Where do I start on this Trigonometry verification?

Verify    (cos(x + y)) / (cos(x) + sin(y)) = (cos(x) - sin(y)) / (cos(y - x))

step 1

\(\frac{cos(x + y)}{cos(x) + sin(y)} \stackrel{?}{=} \frac{cos(x) - sin(y)}{cos(y - x)}\)

step 2

\([cos(x + y)][cos(y - x) ]\stackrel{?}{=} [cosx - siny][cosx+ siny]\\\)

Step 3

cos is an even funtion so cos(y-x)=cos (-(y-x))

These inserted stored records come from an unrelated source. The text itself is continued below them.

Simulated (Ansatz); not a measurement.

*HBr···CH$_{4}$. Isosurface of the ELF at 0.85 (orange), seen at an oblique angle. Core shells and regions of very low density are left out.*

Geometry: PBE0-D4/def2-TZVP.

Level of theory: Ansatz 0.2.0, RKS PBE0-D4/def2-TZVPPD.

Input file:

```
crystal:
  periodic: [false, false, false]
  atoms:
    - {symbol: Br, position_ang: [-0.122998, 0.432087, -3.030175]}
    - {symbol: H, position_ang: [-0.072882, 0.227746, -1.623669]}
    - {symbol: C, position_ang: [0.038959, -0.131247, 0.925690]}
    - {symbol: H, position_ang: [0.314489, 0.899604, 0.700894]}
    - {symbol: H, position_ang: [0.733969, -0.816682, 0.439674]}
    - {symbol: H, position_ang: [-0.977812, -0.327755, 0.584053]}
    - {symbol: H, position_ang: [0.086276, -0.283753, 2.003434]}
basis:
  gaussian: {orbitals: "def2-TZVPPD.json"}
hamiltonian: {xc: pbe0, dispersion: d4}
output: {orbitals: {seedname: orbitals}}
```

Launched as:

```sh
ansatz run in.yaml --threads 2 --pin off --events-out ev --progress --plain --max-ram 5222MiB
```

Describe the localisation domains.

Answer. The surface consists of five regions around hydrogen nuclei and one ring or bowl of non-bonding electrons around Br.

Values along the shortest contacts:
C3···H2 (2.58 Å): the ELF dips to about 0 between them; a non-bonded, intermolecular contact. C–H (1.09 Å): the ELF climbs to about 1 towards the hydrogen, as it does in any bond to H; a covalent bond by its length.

\([cos(x + y)][cos(x - y) ]\stackrel{?}{=} [cosx - siny][cosx+ siny]\\ \)

step4

\(let A=x+y\;\;\;B=x-y\\ LHS=cosAcosB\\ LHS=[(cosAcosB+sinAsinB)+(cosAcosB-sinAsinB)]*0.5\\ LHS=[(cos(A+B))+(cos(A-B))]*0.5\\ LHS=[(cos(x+y+x-y))+(cos(x+y-(x-y)))]*0.5\\ LHS=[(cos(2x))+(cos(2y))]*0.5\\ LHS=\frac{cos(2x)+cos(2y)}{2}\)

step 5

so we have

\(\frac{cos(2x)+cos(2y)}{2}\stackrel{?}{=} [cosx - siny][cosx+ siny]\\ \frac{cos(2x)+cos(2y)}{2}\stackrel{?}{=} [cos^2x - sin^2y]\\ \)

step 6

As an aside:

\(cos(2y)=cos^2y-sin^2y\\cos(2y)=1-2sin^2y\\sin^2y=\frac{1-cos(2y)}{2}\\ and\;\; likewise\;\;\\ cos^2x=\frac{1+cos2x}{2} \)

step 7

\(\frac{cos(2x)+cos(2y)}{2}\stackrel{?}{=} [cosx - siny][cosx+ siny]\\ \frac{cos(2x)+cos(2y)}{2}\stackrel{?}{=} [cos^2x -sin^2y]\\ likewise\\ \frac{cos(2x)+cos(2y)}{2}\stackrel{?}{=} [\frac{cos(2x)+1}{2} - \frac{1-cos(2y)}{2}]\\ \frac{cos(2x)+cos(2y)}{2}\stackrel{?}{=} \frac{cos(2x)+cos(2y)}{2} \\ \)

Step 8

Left hand side and right hand side are identical so the equality is verified.